Research Methodologies - Aims and Objectives update / by Ally McGinn

We are about halfway through the research methodologies module, and as a temperature check, I’m going to do a quick update on my aims and objectives.

On 16th October I defined my objectives as;

  • Deconstruct canvas, physically and in concept. Comparing the reality of the object with its primary function.

  • Investigate traditional methods, process and materials, to identify areas of interest

    • Sub-question - Investigate the ‘space’ of art (i.e: the gallery or other curated settings) and it's function regarding the reading of art as art. (Because it's only through the gallery that nomination can serve as process)

  • Investigate the role of the viewer/onlooker in art.

    • Sub-question - Explore Derrida’s theory of the ‘parergon’ to better understand the concept and purpose of the frame in art and it's implications on the space and interpretation of art.

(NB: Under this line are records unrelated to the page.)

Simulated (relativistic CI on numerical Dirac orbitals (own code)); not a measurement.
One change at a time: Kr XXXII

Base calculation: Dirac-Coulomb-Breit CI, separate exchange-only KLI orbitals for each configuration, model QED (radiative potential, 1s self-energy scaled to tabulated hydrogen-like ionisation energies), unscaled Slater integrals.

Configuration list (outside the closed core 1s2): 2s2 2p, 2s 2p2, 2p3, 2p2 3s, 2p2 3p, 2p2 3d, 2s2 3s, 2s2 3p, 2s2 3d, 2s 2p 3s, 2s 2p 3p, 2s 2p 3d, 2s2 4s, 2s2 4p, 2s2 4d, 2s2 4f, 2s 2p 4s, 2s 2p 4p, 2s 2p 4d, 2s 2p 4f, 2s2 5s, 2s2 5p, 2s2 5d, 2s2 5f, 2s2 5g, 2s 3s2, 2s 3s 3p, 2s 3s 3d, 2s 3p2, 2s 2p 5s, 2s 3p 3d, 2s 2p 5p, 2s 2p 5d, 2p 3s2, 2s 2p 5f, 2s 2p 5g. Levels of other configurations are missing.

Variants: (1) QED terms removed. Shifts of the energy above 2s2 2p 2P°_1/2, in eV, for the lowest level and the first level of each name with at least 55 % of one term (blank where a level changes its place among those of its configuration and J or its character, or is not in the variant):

Regarding research, I have been making some progress with these, but this task has encouraged me to think about the ways the subjects I have been researching have (or have not) aligned with my objectives.

Figuring this out involved repeated mind-mapping and diagrams.

Updated Objectives

As the final image shows I have come to realise that my objectives can be grouped into an interest in the physical and metaphysical experience of art in relation to (1) creation and the artists process (2) curation and the viewers experience and (3) the space (or context) that underpins and intersects them both.

I plan to achieve these aims through an exploration of artistic theory and the work of artists based on these objectives. (Some of which are shown in the above diagrams and on my mind maps. An updated and comprehensive list is in progress)

I believe, and my research is showing, that the three subheadings are so interlinked that they cannot be accurately or truthfully separated. In fact, the act of art itself is a process of bringing the three together into an experience.

Through the research of these subjects and a more developed sense of the relationship between the three, I hope the enhance my studio practice and the effective communication of my message.

In a blog post on the 31st, i revisited my statement, which fits with this new assessment of my objectives. Statement - “I am an installation artist exploring the nomination of the incidental in art. Working with a subversion of organised activity my work asks questions of temporal perception. What tells us something is a piece of art? The process, the artist, the viewer, the experience or the collaboration of that and more? My practice explores these questions with a combination of found objects and manipulated semiotics.

Creating conversations through relational aesthetics the viewer is invited to step into the real space of the work to explore juxtapositions of incident and chance against an organised reliance on the interior and exterior of the ‘Artworld’.”

 

Reflection

My aims have slightly developed, but I wouldn't say they have changed; more I have articulated them in a more focused way. This change was a natural development of a balance between research and reflection.

Going through this process has encouraged me to note what I have researched so far and what I plan to research. The most important factor of this process has been to reduce my planned research. I have been able to highlight a few areas of research that I thought I had to cover and have since realised that I do not need to include; I was being a bit too ambitious, and this reduction is a very positive step.

I believe that my objectives are clearer, and although the potential scope of this subject is very large I have been focussing my research more as time passes.

I will admit that the scope of this research is one of the areas that I am least comfortable with, in that I am unsure if I am correct that the scope is attainable, I believe it is, and that I have made good progress so far, but it is a very hard thing to check with any degree of certainty.

This research is vital to my practice because it is through this research that I am able to develop ideas. The process of my practice is one of concept, and those concepts and ideas often come from art theory, which I then attempt to subvert or challenge through objects and installations in the studio.